Judge Sturgeon pursed his lips, cocked his head and furrowed his brow in a way that seemed to say, not bad, not bad. I figured I’d passed judgement, so to speak.

It was near lunch, and the judge told the entire room that if we were empaneled we’d be hearing technical information measuring degrees of intoxication and what happened where and when, according to the witnesses. He wanted to know if anyone in the room had been involved in any way with an adjudicated case of drunken driving, or otherwise had personal — a word he was careful to emphasize — experience with such.

A man raised his hand to say his daughter had been charged with a DUI. The judge asked if he felt the arrest had altered his ability to hear the evidence, and he said no, he could be objective.

That was followed by an almost palpable air of unease in the room. Judge Sturgeon said he understood that some might not want to reveal the personal stuff of their lives, and assured them they wouldn’t have to, that the court did not intend to probe publicly, that he and the two lawyers and their aides would hear their stories in his private chambers. A young guy’s hand shot up and he said he’d like to reveal something privately. The judge looked at the lawyers and both must have assented because four or five of the legals jumped up and they all went into the judge’s chambers.

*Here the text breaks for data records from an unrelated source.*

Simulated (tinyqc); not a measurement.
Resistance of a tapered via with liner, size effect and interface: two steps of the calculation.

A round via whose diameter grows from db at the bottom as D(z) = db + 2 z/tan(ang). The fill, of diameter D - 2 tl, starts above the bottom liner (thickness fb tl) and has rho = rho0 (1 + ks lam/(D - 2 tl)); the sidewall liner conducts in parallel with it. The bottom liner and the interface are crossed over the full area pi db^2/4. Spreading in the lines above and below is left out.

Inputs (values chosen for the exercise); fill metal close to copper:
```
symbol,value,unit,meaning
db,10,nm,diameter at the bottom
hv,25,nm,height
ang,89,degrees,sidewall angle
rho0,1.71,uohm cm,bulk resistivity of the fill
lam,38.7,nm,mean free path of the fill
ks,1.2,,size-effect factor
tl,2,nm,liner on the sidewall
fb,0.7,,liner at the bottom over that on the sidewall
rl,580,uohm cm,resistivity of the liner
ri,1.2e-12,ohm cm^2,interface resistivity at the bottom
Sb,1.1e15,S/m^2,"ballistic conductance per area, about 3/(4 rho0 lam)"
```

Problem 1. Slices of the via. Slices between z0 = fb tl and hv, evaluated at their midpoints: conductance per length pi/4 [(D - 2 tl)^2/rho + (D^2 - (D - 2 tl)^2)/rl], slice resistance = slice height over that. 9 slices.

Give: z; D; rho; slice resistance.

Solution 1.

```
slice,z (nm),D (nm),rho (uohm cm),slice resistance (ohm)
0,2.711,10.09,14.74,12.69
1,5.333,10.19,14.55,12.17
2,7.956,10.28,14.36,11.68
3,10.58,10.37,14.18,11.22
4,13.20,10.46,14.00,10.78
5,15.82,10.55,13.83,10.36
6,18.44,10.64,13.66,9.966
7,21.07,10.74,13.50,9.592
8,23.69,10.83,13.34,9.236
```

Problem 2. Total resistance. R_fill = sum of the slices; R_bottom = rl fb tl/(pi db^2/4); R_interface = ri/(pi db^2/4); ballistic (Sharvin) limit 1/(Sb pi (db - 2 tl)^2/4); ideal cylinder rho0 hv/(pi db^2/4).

When they came back in people seemed to free up a bit. A woman sitting next to me lost either two daughters or her daughter and her daughter’s friend (my fail me here) to a drunk driver, who’d been convicted. She admitted that as the subject had shifted to personal experiences she was “beginning to feel a little tight in the chest.” The attorneys and the judge listened a little longer. I could almost feel heat coming off her body as she spoke, her voice growing faint. The attorneys were given a chance to address the room directly, the defense to go first. He was careful to assure the woman who’d lost people that he understood how deep a blow it must have been, and he wanted her to understand that no injuries occurred in the case before us all that day and that he believed she could be objective.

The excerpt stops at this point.